By • Feb 2nd, 2011 • Category: An Actor's Advice

We put on plays in order to entertain an audience. Make no mistake about it. Some of us may enjoy performing a play in front of nobody, but then again some of us enjoy unusual things, and that’s fine. But for the majority, shows are for people to enjoy.

Yet we mustn’t forget to embrace certain aspects of our performing for their own sake. We need to own certain things about our time on stage that, though invisible to the audience, or even our cast mates, take on great meaning for us.

The best example is conquering a challenge during the course of a performance which many would not assume is a challenge. Sword fighting is an obvious challenge. Intricate dance? Everybody knows what a challenge that can be. But what about the actor who is very uncomfortable appearing without a shirt in public? An actor who was asked to do so by a director who didn’t make it plain that it would be required until late in the rehearsal. When the script never called for it.
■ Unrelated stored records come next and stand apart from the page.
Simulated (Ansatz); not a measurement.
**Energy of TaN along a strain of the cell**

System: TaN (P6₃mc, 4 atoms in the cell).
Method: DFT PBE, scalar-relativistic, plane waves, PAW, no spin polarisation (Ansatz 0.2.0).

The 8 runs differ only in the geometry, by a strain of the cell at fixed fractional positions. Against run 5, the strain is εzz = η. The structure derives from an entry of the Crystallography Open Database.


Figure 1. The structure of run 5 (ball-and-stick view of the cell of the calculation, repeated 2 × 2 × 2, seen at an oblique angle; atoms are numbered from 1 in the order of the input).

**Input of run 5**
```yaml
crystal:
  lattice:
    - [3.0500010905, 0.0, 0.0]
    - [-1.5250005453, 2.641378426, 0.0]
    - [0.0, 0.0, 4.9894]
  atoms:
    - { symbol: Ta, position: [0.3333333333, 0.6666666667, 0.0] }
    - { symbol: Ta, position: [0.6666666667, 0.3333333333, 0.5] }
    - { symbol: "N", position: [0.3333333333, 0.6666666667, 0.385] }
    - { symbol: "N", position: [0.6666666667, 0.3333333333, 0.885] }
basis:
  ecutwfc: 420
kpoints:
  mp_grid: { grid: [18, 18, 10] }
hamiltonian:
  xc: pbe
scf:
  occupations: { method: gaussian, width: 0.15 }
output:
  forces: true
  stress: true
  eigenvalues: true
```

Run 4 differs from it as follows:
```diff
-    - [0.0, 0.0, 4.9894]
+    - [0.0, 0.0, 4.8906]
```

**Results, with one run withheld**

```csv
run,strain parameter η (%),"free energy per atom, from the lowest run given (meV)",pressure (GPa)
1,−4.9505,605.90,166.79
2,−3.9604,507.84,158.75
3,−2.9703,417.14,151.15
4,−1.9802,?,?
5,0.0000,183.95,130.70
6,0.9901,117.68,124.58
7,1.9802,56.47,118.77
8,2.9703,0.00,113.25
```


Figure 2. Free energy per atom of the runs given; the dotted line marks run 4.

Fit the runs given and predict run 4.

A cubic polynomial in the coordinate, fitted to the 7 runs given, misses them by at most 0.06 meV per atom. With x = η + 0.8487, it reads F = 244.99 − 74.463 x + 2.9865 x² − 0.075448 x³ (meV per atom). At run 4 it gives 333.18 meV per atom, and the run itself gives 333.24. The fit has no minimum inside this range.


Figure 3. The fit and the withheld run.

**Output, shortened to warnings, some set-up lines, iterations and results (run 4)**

That actor could quit the show. It happens. But if they do not quit, and instead are not only able to set aside their extreme discomfort, but in so doing can still concentrate on turning in their best performance every night, they are conquering a great challenge. A great personal battle is being fault, and yet not affecting how the appear in character on stage. That is a triumph to be recognized. To be celebrated, even. But because to an audience of strangers it simply was a guy walking across the stage and removing his shirt, there are not obvious adulations about how difficult it must have been for the actor to go through with it. After all, everybody does it every day.

This is when you need to allow yourself room to celebrate by yourself. Or in the company of those with whom you have chosen to share your personal difficulty. Because a good portion is acting is about self improvement. About putting your work and your art ahead of anxiety. About moving passed your fears and creating, instead of letting your creativity wither in the face of difficulty.

As there is to anything, there is a limit to this ideal. No scene or play or theatre is worth making yourself sick over. If you will end up worse for having faced something in order to be in a play, it’s not brave, it’s foolish. However if by working through your personal pain and conquering your personal fears, no matter how silly they would seem to an audience makes you both a better person and a better actor, you have what it takes for the theatre in my opinion.

So when assessing yourself at the end of a production, don’t just ask yourself what the audience thought. Don’t ignore your struggles simply because they are private ones. Step back, list your difficulties faced during the run of the show, and place a check next to each one that didn’t keep you from giving your best performance each night. If you do, you have impressed me with your stage dedication far more than an expert sword fighter has done.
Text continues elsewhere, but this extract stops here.